Buddhism without
Hinduism
It is significant
that the context of the Hakone discussions was the rapidly
spreading culture of 'a modernising invasive industrialism'
based on capitalist economics. Many of the delegates were no doubt
pondering what a modern Buddha would have to say about this and
were searching for a practice more suitable for a scientific and
democratic society. Indeed, some Buddhist scholars have set
aside such crucial elements of traditional Buddhism as rebirth and
karma. Whilst not denying that the founder taught these
doctrines, they attribute them to the Hindu world in which the
Buddha had grown up arguing that they aren't necessary to Buddha's
genius as expressed in the
"four noble
truths." Their aim
therefore is to get at the core of Buddhist practice, free of
"accretions" imposed by various Asian traditions. Of course, most
westerners are still attracted to Buddhism by the rich Baroque
trappings of the Tibetans, the subtle Theravada traditions of
southeast Asia or the spare paradoxes in Zen
cultures.
From a Buddhist
perspective, an economic system that sustains itself by
stoking
desire and reinforcing
the notion that acquiring things will not make us happier. We
aquire entertaining consumer products that soon end up in
landfills, but we fail to provide for some basic human needs, like
health care for everyone.
Perhaps the economic lessons to be learned from
Buddhism relate to the interactions between capitalism and
consumerism, and their financial basis in our modern
societies. To a Buddhist these are indicators of greed in our
practices of year by year increases in consumption and lack of
self-discipline in our accumulation of
wealth. Something more fundamental
needs to be changed, and it is not merely the ruling party or an
economic system. What needs to be changed is the perspective of
happiness. Buddha's happiness can be attained by the virtue of
right livelihood, including righteous means of earning wealth,
which includes the ethics and wisdom of sharing and giving. He
pointed out more than 2500 years ago that satisfying the boundless
desires cannot attain true happiness. Therefore, economic
development must consider and include reduction of inequalities of
poverty and wealth inequality first, before true economic growth
can prevail for all those in society.
E. F.
Schumacher
In the early 1950s
E. F. Schumacher became interested in Asian philosophies. He was
influenced by Mohandas Ghandi and G.I. Gurdjieff, and also by his
friend, the Buddhist writer Edward Conze. In 1955 Schumacher went
to Burma to work as an economic consultant. While he was there, he
spent weekends in a Buddhist monastery learning to meditate. The
meditation, he said, gave him more mental clarity than he had ever
had before. While in Burma he wrote a paper called "Economics
in a Buddhist Country" in which he argued that economics does not
stand on its own feet, but instead "is derived from a view of the
meaning and purpose of life -- whether the economist himself knows
this or not." In this paper, he wrote that a Buddhist approach to
economics would be based on two principles:
-
The ideal is sufficiency, not surfeit.
"Economic 'progress' is good only to the point of sufficiency,
beyond that, it is evil, destructive,
uneconomic."
-
A Buddhist economy distinguishes
between renewable and non-renewable resources. A civilization built
on renewable resources is superior to one built on non-renewable
resources.
Schumacher wrote
that western economics measures "standard of living" by
"consumption" and assumes a person who consumes more is better off
than one who consumes less. He also discusses the fact that
employers consider their workers to be "cost" to be reduced as much
as possible, and that modern manufacturing uses production
processes that require little skill. And he pointed to discussions
among economic theories about whether full employment "pays," or
whether some amount of unemployment might be better "for the
economy."
"From a Buddhist
point of view," Schumacher wrote, "this is standing the truth on
its head by considering goods as more important than people and
consumption as more important than creative activity. It means
shifting the emphasis from the worker to the product of work, that
is, from the human to the subhuman, a surrender to the forces of
evil."
In short, Schumacher
argued that an economy should exist to serve the needs of people.

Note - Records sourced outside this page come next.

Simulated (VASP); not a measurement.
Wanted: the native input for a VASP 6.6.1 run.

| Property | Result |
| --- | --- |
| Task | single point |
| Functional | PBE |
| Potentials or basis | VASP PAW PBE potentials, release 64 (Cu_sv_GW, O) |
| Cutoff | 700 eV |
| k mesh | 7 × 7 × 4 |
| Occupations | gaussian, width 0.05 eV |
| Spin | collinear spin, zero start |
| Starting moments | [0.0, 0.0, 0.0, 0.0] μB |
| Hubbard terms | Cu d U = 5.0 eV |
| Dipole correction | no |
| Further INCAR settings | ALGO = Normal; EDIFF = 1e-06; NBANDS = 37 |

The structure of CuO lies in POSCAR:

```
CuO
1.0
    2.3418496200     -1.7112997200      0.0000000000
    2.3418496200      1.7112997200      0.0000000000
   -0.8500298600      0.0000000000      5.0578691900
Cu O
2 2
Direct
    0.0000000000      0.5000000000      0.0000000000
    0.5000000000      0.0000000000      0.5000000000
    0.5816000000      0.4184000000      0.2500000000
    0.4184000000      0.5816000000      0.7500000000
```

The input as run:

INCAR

But in a "materialist" economy, people exist to serve the
economy.
He also wrote that
labour should be about more than production. Work has psychological
and spiritual value also (see "
Right
Livelihood"), and these
should be respected.
Buddhist
refuges
James E. Burroughs
in a 2002 paper in the Journal of Consumer
Research (Vol. 29, No. 3), concludes that the unhappiest
materialists are those whose materialistic and higher-order values
are most conflicted. The team first gauged people's levels of
stress, materialistic values and prosocial values in the domains of
family, religion and community--in keeping with the theory that
some values unavoidably conflict with one another. Then in an
experimental study, they ascertained the degree of conflict people
felt when making a decision between the two value
domains.
The unhappiest
people were those with the most conflict--those who reported high
prosocial and high materialistic values, says
Burroughs. The other three groups--those low in materialism and
high in prosocial values, those low in prosocial values and high in
materialism, and those lukewarm in both arenas--reported similar,
but lower levels of life stress.
Taken together,
social surveys indicate that when facing a stressful event,
materialistic people will experience high level of stress and will
try to cope with it, unsuccessfully, using maladaptive consumption
behaviors which are harmful by nature. In other words, materialism
makes bad situations even worse!
These results may
extend to a wide variety of contexts, as post-traumatic stress
arises from a host of events such as car accidents, criminal
attacks and natural disasters. Future research should address the
relationship between stress and materialism in different
contexts.
Buddha offers three
refuges from the life stress, which has been described as the dark
side of consumerism. These refuges are the Three Jewels, also
called the Three Treasures; the Buddha, the Dharma, and the
Sangha. The formal ceremony of Ti Samana Gamana (Pali),
or "taking the three refuges," is performed in nearly all schools
of Buddhism. However, anyone who sincerely wants to follow the
Buddha's path may begin that commitment by reciting these
lines:
I take refuge in the
Buddha.
I take refuge in the
Dharma.
I take refuge in the
Sangha
The English word
refuge refers to a place of shelter and protection. In the context
of life stress the Three Jewels offer shelter from feeling
distressed and broken, from pain and suffering, from the fear of
death.
The meaning of
taking refuge in the Three Jewels is explained somewhat differently
by the various schools of Buddhism. Taking the refuges will not
summon supernatural spirits to come and save you. The power of the
vow comes from your own sincerity and commitment. Robert Thurman, a
Tibetan Buddhist and Professor of Indo-Tibetan Buddhist studies at
Columbia University, said of the Three Jewels,
"Remember that
awakening, freedom from suffering, salvation, if you will,
liberation, omniscience, buddhahood, all come from your own
understanding, your insight into your own reality. It cannot come
just from the blessing of another, from some magical empowerment,
from some sort of secret gimmick, or from membership in a
group."
Ch'an Master
Sheno-Yen said. "The genuine Three Jewels, in essence, are none
other than the enlightened Buddha nature that is already inside
you."
"Taking refuge in
the Buddha, we learn to transform anger into compassion; taking
refuge in the Dharma, we learn to transform delusion into wisdom;
taking refuge in the Sangha, we learn to transform desire into
generosity." (Red Pine, The Heart Sutra: The Womb of Buddhas, p.